Alex J. Cavanaugh, I too am amazed at how good some folks are at it. Though in this informational age, someone will likely find out if they look, no matter how good a person is at it.

Ty Johnston said...

Hmm. Interesting topic, though I'm not sure I have any real answers as to what is permissible from a reader's point of view. I know I don't like to be outright lied to, but I don't mind a little "wink, wink, nudge, nudge" comical flibbery (is that a word? ... and if so, did I spell it right?).

To some extent, all of us present partial lies to the outside world, especially online. For instance, on my blog I try to be mostly myself, but even that isn't a true personification of myself as a complete emotional, intellectual human being. Then there are our personal day-to-day interactions in which we don't show our complete face to everyone who interact with or meet. Where is the line? And when is it okay to cross the line?

Jewel Amethyst said...

I think there is a line to be drawn between fiction and reality. If people need to lie in memoires or "true" biographies to make them exciting, then they should label them as a works of fiction based on actual events or inspired by reality.

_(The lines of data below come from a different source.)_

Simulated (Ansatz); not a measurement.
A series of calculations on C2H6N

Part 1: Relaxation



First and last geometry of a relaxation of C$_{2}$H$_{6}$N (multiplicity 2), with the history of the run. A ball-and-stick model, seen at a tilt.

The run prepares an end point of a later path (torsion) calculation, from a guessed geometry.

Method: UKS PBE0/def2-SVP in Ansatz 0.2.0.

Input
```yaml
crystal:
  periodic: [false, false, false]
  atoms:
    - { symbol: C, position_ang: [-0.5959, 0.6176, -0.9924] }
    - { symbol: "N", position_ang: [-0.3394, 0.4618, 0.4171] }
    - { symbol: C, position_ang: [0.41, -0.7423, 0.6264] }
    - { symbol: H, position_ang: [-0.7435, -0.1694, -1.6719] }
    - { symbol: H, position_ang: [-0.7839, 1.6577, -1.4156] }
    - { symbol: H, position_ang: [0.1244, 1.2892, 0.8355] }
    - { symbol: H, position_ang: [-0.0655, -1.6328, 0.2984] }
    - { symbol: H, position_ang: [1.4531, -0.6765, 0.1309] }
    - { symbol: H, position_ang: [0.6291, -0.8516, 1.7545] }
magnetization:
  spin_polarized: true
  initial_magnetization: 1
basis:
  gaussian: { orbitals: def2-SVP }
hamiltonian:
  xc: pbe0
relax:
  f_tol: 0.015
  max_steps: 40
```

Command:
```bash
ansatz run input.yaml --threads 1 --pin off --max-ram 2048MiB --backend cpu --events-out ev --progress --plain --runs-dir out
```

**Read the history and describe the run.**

Somehow, truth always seem to find a way to slip through the cracks of even the best woven lies. When that happens, credibility pays a price.

BernardL said...

With the pressure authors are under to promote and market, I believe the hype we see now is only a mild glimpse of what's to come. I wish I were a better marketer, but I think I'll leave the fiction between the covers of my novels. :)

Ron Scheer said...

I don't think I can illuminate this subject any more than has been done here already by others. What you write did put me in mind of western writer Will James, who invented a totally different "cowboy" life for himself, which not even his wife knew was an invention until after he was dead.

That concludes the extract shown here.